3.0.1.1   The Parser        

This parser acts like an interpreter. This is because it is executed under the aegis of Tcl which is itself an intepreter. It doesnt make much sense to use an interpretive environment to write a compiler,( that is a program that reads the whole program before executing any statements). In any case out application only requies the parser to deal with the expression found within a more general Tcl command.

The parser requires certain tables to be provided to do its job. We work backwards from the parser to determine what the analyser must generate, so first we must describe the parser, which is effectively the output from the analyser.

The parser parses a sentence to either return the goal symbol, or else report an error in the grammar. Since every sentence has a unique canonical parse (there is a mathematical theorem about this), the canonical parse can be broken into a sucession of parse steps by applying the Canonical Parse Step function. Thus we have the following structure:

	set text
	while text is not the goal {
		apply canonical parse step function {
			if no valid reduction return error
		}
	}
	return goal
The parse step function steps thru the text, left to right (stacking). It processes the accrued left string (the parse stack) up to and including the terminal by reducing the left string as much as possible. It does this using the context of the next terminal (right context) in the text where necessary.

There are three processes here.

These three decisions can be made in the context of the substrings rather than the whole parse tree or the whole of the remaining text.

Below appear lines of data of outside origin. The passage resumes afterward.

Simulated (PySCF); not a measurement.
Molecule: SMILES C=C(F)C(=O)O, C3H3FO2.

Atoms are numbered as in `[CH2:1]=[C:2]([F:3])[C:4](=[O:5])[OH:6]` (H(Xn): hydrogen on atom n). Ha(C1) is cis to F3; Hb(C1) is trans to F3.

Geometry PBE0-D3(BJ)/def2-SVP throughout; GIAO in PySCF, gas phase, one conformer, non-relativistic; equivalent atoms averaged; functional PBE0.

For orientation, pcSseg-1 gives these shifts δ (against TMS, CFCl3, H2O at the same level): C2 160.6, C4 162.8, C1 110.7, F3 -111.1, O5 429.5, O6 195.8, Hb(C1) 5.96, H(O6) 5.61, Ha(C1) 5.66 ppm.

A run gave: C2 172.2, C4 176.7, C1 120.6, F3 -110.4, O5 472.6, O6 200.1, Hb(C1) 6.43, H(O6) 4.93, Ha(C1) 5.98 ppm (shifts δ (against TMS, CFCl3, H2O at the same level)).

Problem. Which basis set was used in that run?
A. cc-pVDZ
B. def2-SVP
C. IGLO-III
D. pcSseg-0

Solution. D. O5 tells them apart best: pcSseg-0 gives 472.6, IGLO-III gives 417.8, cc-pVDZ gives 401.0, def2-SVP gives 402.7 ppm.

To do this job the parser/scanner is provided with two tables which describe the valid contexts of any token and the reduction rule which applies within each context. This means that the parser is a fixed program, rather than one generated by the analyser. That is to say the one one parser prgram is used to parse any grammar. The only difference is in the tables which the parser uses to make its decisions.

This makes things quite convenient, because you do not have to have different versions of a parser program for different grammars, just supply different input in the form of the tables.

We now take a leap forward and assume that the integer grammar has been processed by the analyser to produce the tables. A detailed look at the workings of the analyser is yet to be written up here.

We have a scanner that can look at an integer expression and verify it is in a correct grammar and thus that it has a particular value. But we have not told the scanner how to produce the value. We need to supply rues for this. These rules are the semantic rules for the grammar.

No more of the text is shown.